Plan Colombia is a multibillion-dollar anti-drug initiative that includes interdiction efforts and an aerial fumigation program to eradicate coca, the source of cocaine.

Mr. Hyde's comments are contained in a letter last week to Rep. Dan Burton, Indiana Republican and chairman of the International Relations Western Hemisphere subcommittee. Mr. Burton was the key sponsor of a war on terror appropriations amendment that secured $26.3 million in emergency funds to assist in Colombia's war against narco-terrorists.

Last month, senior Colombian police and navy officials told The Washington Times that a Bush administration decision to divert money for Colombian drug interdiction and eradication programs to the war on terrorism had opened up the southern U.S. border to a new flood of heroin and cocaine.

Colombia is the source of about 90 percent of the cocaine that ends up each year in the United States, as well as a majority of the heroin.

In the past three years, a senior congressional aide said, homeland security demands in the United States have resulted in a 70 percent reduction in the aircraft available to the Colombian and U.S. navies for interdiction efforts. Many of the surveillance planes were grounded because of wing-structure problems, and 23 aircraft, including spray planes and helicopters, were either shot down by smugglers or crashed, the aide said.

Mr. Hyde said that unless the administration provides new and replacement counterdrug aircraft and equipment, it will allow the Marxist Revolutionary Armed Forces of Colombia, or FARC, to consolidate its hold on the drug trade and continue to destabilize the nation.

He said it was time for the administration to recommit to "providing our closest ally in South America the right equipment and training to allow them a chance to prevail against the narcoterrorism that also threatens us.

"I hope someone in the administration is listening; our drug czar is clearly not," he said.

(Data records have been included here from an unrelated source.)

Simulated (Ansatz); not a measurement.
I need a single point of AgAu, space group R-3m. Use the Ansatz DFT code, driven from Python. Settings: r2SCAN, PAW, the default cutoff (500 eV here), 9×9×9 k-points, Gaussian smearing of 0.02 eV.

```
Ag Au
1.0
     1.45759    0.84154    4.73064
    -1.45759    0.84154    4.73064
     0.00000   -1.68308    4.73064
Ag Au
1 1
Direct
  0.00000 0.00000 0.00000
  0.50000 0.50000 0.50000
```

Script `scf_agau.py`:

For two years, Colombian President Alvaro Uribe has asked the administration for funds to replace spray planes and for assistance in rebuilding his military and police. His requests were not included in the 2006 foreign aid bill and do not appear in the administration's 2007 request.

In November, the Government Accountability Office questioned the government's ability to sustain interdiction operations in the Caribbean Sea, the Gulf of Mexico and the eastern Pacific Ocean, saying the availability of aircraft and other key assets was declining. It said interdiction flight hours declined from 6,860 in 2000 to 2,940 in 2005.